The first of the daffodils have emerged.
Only a few so far. It seems early. Daffodils are tough. They can handle freezing weather.
The first of the daffodils have emerged.
Only a few so far. It seems early. Daffodils are tough. They can handle freezing weather.
Almost of the garlic has emerged.
This is the German garlic.
This bed is Lorz (in front) and Music (in back).
There has been some slug predation of some, so I scattered more slug bait.
Last year I grew it the same way. They grew fantastically well. I will try not to be too concerned about slugs and freezes.
Now and then, I move some leaves so the garlic plants aren't buried. I think it's birds who move it back. It would be nice if the birds ate the slugs.
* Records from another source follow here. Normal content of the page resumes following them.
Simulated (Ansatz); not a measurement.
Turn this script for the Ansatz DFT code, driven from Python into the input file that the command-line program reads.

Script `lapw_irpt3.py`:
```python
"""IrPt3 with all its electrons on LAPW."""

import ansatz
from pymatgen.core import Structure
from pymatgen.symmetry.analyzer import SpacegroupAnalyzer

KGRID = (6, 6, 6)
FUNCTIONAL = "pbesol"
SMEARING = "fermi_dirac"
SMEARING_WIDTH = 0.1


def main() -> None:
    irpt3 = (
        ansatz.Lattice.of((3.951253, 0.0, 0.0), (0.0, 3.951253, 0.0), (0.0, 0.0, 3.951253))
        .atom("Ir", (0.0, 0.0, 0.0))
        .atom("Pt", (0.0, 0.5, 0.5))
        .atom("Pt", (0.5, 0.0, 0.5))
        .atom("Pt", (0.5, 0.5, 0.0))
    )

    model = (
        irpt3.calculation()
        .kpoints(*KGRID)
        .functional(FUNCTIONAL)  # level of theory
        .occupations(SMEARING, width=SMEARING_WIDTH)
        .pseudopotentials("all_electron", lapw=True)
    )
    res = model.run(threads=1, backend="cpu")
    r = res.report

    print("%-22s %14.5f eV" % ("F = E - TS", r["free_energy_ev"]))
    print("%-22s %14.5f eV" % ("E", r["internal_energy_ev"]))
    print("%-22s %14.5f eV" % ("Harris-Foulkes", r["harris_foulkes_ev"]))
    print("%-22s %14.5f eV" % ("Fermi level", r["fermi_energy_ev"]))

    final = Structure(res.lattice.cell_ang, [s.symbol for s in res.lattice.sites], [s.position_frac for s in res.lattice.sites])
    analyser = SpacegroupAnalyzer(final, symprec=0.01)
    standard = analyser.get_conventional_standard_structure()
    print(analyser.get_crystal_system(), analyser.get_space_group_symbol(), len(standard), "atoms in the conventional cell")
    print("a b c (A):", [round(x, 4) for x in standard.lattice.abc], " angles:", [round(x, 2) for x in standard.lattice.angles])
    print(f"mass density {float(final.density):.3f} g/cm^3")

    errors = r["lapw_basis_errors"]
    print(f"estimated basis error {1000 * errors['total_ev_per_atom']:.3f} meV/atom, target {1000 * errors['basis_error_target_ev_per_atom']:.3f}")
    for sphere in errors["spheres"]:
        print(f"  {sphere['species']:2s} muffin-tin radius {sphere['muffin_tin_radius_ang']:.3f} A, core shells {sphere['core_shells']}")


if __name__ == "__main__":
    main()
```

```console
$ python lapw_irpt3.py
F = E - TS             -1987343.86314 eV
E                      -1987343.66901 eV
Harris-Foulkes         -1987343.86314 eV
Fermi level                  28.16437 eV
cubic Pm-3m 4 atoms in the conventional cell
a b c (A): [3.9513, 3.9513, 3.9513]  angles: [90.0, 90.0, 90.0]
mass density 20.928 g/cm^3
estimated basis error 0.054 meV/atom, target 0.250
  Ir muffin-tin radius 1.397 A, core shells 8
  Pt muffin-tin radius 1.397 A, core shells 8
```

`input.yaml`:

This was last week. I removed all of the deer fencing around the semi-dwarf apple trees, and made big headway on pruning them.
Three views.
I've been trying to get a few of these trained to the Goldilocks zone of bearing branches too high for deer comfort but low enough for me to maintain - thin, bag, prune. This is about as good as I can do. Last year I did that with the pears, which worked out *almost* just right. All still need more pruning and training this winter, but this was a BIG step in progress.
The Liberty and Jonagold trees are about how I wanted them. The Akane needs more training, but is close. Ditto for the Winecrisp. I left NorthPole as a tuft on top, to pollinate the two triploid trees.
The grass is uneven - wait until more needs mowing, then do this as well. No use wasting gasoline just for this area.
With the deer fencing removed, now it can all be mowed with the riding mower. Much faster and easier. I'll use grass and clover as ground cover, no more thistles and blackberries to contend with.
I've been cleaning up the sides, under the espalier trees, and the middle, under the mini-fruit trees. There has been some encroachment by aggressive weed grasses and this is the time to fix that.
Mostly I've been laying flat cardboard from boxes in top and covering that with a thick layer of tree leaves. The cardboard will self-compost in a year, and the leaves will last about that long too. Then tney enrich the soil.
The black containers will be roses. The one on the right is the David Austin rose, Vanessa Bell, with ground cover of trailing sedum and muscari. The other isn't planted yet. I'm mulching the main pathways with arborist chips, which will take my traffic better than the leaves.
About 2/3 of the winter work is completed now.
While doing some garden work, I noted this tree was leaning. Not a lot, maybe 30 degrees from vertical. I bent it to straighten, and the rootstock snapped completely off! Pop!
Bummer! It was a nice size and shape now, blooming size and probably would have borne fruit next year.
Photo is after I cut nice scion for grafting.
I don't know why it snapped off. Sometimes there can be graft incompatibility. That happened a few years ago with a purchased Pristine graft on a multigraft tree. Jonagold is triploid and quite vigorous. Maybe too much vigor for Bud-9?
I guess I will just use the Jonagold for the Espaliers. I have a couple of Bud-9 rootstocks that need grafting, but would I be setting them up for the same issue a few years on? It's a good question.
It's interesting to look at the red color of the broken wood. That's typical for Bud-9, which also has red cambium and red leaves. I wonder if it would stay red as dried wood for finishing.
I think that trees on Bud-9 always beed to be tied to a post for support.